NCG’s Golf Glossary: What are greens in regulation?
Once upon a time, and it seems quite long ago now, strokes gained putting was not the be all and end all of statistics.
You could go through an entire television broadcast without someone referring to how many shots a player was making on the field with flat-stick in hand.
But how did we manage before that? How did we know who was hot and who was not?
Enter greens in regulation.
Word of the week: Greens in regulation
This remains a popular way to rate a round, especially for us amateurs. Basically, a golfer earns a GIR by hitting the green in one stroke on a par 3, two on a par 4 and three on a par 5.
The ball must be on the green to count as GIR. One coach once told me that he counted being on the fringe as a bone fide GIR but it’s not.
As the PGA Tour themselves say: “If any portion of the ball is touching the putting surface after the GIR stroke” then it counts as a green in regulation.
Pro File
How many GIR do you think a professional hits in a tour round? They are so good, it must be nearly every one. Right?
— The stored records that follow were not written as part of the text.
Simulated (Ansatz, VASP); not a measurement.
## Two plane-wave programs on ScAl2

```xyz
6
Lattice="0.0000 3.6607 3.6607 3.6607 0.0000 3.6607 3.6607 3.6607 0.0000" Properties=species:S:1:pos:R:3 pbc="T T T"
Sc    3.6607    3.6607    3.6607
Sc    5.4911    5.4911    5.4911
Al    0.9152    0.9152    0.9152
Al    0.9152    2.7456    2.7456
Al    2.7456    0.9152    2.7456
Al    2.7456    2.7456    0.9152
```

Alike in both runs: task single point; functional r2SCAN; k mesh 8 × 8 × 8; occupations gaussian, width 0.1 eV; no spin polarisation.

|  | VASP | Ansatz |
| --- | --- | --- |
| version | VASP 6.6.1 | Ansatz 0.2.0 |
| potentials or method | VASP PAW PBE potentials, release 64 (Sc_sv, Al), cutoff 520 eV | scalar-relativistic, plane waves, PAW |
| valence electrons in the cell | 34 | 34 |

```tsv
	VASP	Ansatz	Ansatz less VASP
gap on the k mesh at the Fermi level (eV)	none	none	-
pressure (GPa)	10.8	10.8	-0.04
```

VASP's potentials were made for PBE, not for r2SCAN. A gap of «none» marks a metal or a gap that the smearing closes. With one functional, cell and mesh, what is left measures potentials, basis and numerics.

Wrong. The record on the PGA Tour is Tiger Woods, who managed 75.15% GIR in 2000. Remember that year? It was when he enjoyed one of the greatest seasons of all time.
Even that can’t compare to Justin Rose, who was hitting four out of every five greens when he managed 80.8% on the European Tour in 2012.
Hitting 14/18 greens in regulation is considered an exceptional round and no golfer has ever managed to hit every green in the required strokes during a 72-hole competition since statistics were first recorded in 1980.
Peter Jacobsen, in 1995, and Jerry Kelly, a year later, are the nearest to achieving a full house with 69.